David Wertime

Why China's Twitter Hasn't Lost Its Mojo (Yet)

Keep dancin', the music hasn't stopped

Let the music play on. It’s been just under two weeks since real-name registration began to go into effect for China’s microblogs, or Weibos. To be sure, two weeks is not a long time. Many cities have yet to implement real-name registration; this author is still able to tweet and re-tweet from his anonymous and unauthorized Weibo account. 

Yet the past dozen days have been tremendously active ones in Chinese social media, providing a wealth of preliminary evidence about Weibo’s continuing viability as a platform for speech and channel for grievances.

In that time, there have been breathless rumors of a coup overthrowing Chinese leadership at the highest levels, candid discussion of whether, and when, China’s regime might collapse, and live blogging of an alleged showdown with riot police in Shanghai on Sina Weibo, China’s leading microblog platform.

Why has real-name registration not done more to chill speech? 

1. The perceived “price” for free speech online is low.

As some legal scholars say, “a fine is a price.” Let’s say the government fines you $50 every time you park in front of a fire hydrant. Eventually, you may come to view that $50 as the price for parking in front of a hydrant, and if you’re willing to pay that price, then you feel entitled to park there.

Something similar seems to be happening on Weibo. Many microbloggers openly wonder whether their most “subversive” tweets will be “harmonized,” i.e. deleted, and they seem to worry about little else. As a result, they may feel entitled to post what they want; after all, the censors can always delete it.

Are they right? Not exactly. There are cases of netizens being punished or detained for what they tweet (see Chinese-language reports here and here). But such cases have been rarely been documented or reported, and the vast majority of netizens have likely never heard of these cases or don’t think it could happen to them. In the future, the government may choose to punish some high-profile users (or as the Chinese say, “killing chickens to scare monkeys”) in order to make clear there are real penalties for online speech.

Making a clean getaway

2. The penalty for “unharmonious” speech has not changed, yet

Classic criminal law theory holds that would-be criminals (or in this case, would-be free speakers) consider two things: The severity of the penalty, and the likelihood of actually being caught and having the penalty enforced. Here, real-name registration does nothing to increase the severity of any penalty for speech.

Some microbloggers may reason that real name registration doesn’t make detection more likely since they know that their IP addresses could be traced by the government if it really wanted to find them before real name registration took effect.

3. As a tool of dissuasion, real-name registration targets the wrong population.

The most high-profile users with controversial views–those most likely to incur the government’s wrath–either know how to avoid detection, or don’t care enough to try. 

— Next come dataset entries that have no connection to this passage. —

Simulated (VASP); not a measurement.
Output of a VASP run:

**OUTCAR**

Many high-profile opinion leaders on Weibos have always used their real names. They dance very close to the edge of permissible speech, and real-name registration does not itself move those boundaries. They value their status as opinion leaders and want to be known by their real names. They also want to keep tweeting comments that are provocative enough that their fans keep reading and retweeting. 

A small minority of netizens are determined to evade detection can still do so. They not only use anonymous Weibo handles and anonymized IP addresses, but tie their Weibo accounts to cell phones that are not traceable to them and ID numbers that don’t belong to them. (And other legerdemain we don’t know about.)  

4. The government faces a collective action problem.

You're outnumbered, sir

China’s government can’t arrest, or even question, everybody at once. Let’s say China’s Internet police number 100,000, which probably overstates their numbers. Let’s say that users of Tencent, Sina and Sohu Weibo collectively number 200 million real, unique users, which is almost certainly too low. That’s one censor for every 2,000 unique users.

If Weibo were filled with nothing but fifty-centers and red book-waving Maoists, that would be enough. Netizens would face a collective action problem; the rare few who wished to venture “unharmonious” opinions would quickly be spotted. Each microblogger caught and punished for their speech would further reinforce a frigid status quo. Dissidents would be shouting their lonely j’accuses into an echo chamber.

Instead, a different, more raucous set of norms has already taken hold. Netizens use Weibo as a space to air complaints, and as a platform for political discussion that might be deemed subversive were it found in China’s increasingly-ignored traditional media. Surrounded by so much bile, wit, and revelry, netizens feel comfortable raising their own voices. 

As a result, China’s government faces its own collective action problem. Censors are overwhelmed by an endless stream of millions upon millions of “unharmonious” tweets, many wrapped in highly-evolved slang that makes automatic detection impossible. Ironically, the more an individual tweets and the closer to the proverbial line those tweets lie, the more the Weibo community as a whole is protected.

5. Sina, Sohu and Tencent follow the money, and users are money.

Much of the media chatter surrounding real-name registration will tell you that the government is forcing users to use their real names, but that’s not precisely true. Instead, China’s government is requiring the operators of microblogs, such as Sina, Sohu and Tencent, to implement a real-name registration system.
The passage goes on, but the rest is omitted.